Finance Ministry officials urged Prime Minister Benjamin Netanyahu on Sunday not to increase the number of ministers in his fourth government, saying the move would cost millions of shekels.
The provisional government passed a bill proposal on Sunday allowing the expansion of the government to an unlimited number of ministers and deputy ministers, as well as the appointment of ministers without portfolios.
"A large number of government ministries leads to restriction on regulatory activity and in that, in certain cases, hurts economic activity," the Director of Budgets Department in the Finance Ministry, Amir Levi, wrote Cabinet Secretary Avichai Mandelblit.
The controversial move will be brought to a vote at the Knesset on Monday - a day before Netanyahu releases the final list of government ministers. For the proposal to pass, Netanyahu needs the support of all 61 members of the coalition.
The bill proposal claims that it will not affect the Israeli economy and that the proposal's budget is "irrelevant."
Meaning, despite the expected costs to the economy of spending tens of millions of shekels from state coffers on additional ministers, new offices, a large amount of support staff – the government is claiming that the bill is entirely irrelevant to the state budget.
Levi, however, stressed that the proposal's budget was indeed "irrelevant" only if the size of the government remains 18 ministers and four deputies.
"If there is a change in the number of ministers and deputy ministers beyond what is written in the law, the cost will be measured at NIS 2.8-3.9 million a year for each minister (NIS 11.2-16.6 million for a four-year term), and some NIS 1.5 million for each deputy minister (a total of NIS 6 million for a four-year term)," Levi wrote.
According to Levi, an issue more significant than the number of ministers is the large number of government ministries in Israel - 27 ministries in Israel, compared to 14 ministers in OECD states with an effective public sector.
"One of the reasons the multiplicity of ministries hurts the efficacy of the public sector is the fact that in a typical ministry, some 35 to 40 percent of the manpower is used for ministerial and general work, which does not necessarily increase the scope of services offered to citizens," Levi wrote.

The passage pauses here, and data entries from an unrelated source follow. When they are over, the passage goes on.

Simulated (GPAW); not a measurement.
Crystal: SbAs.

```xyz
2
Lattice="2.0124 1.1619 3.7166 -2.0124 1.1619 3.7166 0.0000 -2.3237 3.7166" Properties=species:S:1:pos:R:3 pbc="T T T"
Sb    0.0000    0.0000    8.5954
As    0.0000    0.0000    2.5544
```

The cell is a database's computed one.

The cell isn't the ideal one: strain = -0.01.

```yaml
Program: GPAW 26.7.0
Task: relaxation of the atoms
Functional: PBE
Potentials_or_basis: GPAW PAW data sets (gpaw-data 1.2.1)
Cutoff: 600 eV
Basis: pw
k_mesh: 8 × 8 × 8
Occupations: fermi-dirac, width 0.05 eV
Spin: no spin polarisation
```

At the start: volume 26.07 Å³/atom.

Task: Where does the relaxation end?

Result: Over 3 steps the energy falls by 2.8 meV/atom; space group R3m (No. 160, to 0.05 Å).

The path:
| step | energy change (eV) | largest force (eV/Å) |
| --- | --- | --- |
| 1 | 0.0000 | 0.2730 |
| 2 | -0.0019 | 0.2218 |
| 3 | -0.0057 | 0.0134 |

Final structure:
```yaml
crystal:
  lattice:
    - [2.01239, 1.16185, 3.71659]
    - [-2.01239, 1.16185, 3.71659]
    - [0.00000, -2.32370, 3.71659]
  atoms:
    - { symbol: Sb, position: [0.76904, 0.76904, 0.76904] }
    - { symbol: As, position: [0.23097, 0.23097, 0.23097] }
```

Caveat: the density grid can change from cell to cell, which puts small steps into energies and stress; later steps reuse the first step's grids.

The head of the Budgets Department in the Finance Ministry recommended that the number of government ministries is reduced in order to make government activity more effective.
Yesh Atid chairman Yair Lapid, who led the legislation to limit the number of government ministries to 18 and deputies to four, on Sunday slammed the government's decision to increase the number of ministries.
"The Israeli government made a disgraceful decision, I have no other words to describe it: Expanding the government, bringing back ministries without portfolios," Lapid said. "They're not expanding the government to 20 ministers as they're claiming, but to many more than that. They're taking funds meant for welfare, health, education and defense and spending it on political jobs for their friends."
Zionist Union MK Itzik Shmuly said Netanyahu "was continuing the liquidation sale of our national interests. After a surrender that included selling off equality in the national burden, hurting state education and expensive commitments to yeshivot and settlements, comes this disgraceful decision to expand the government."
"There is no concern for the people of Israel here, only concern for his cronies," Shmuly accused.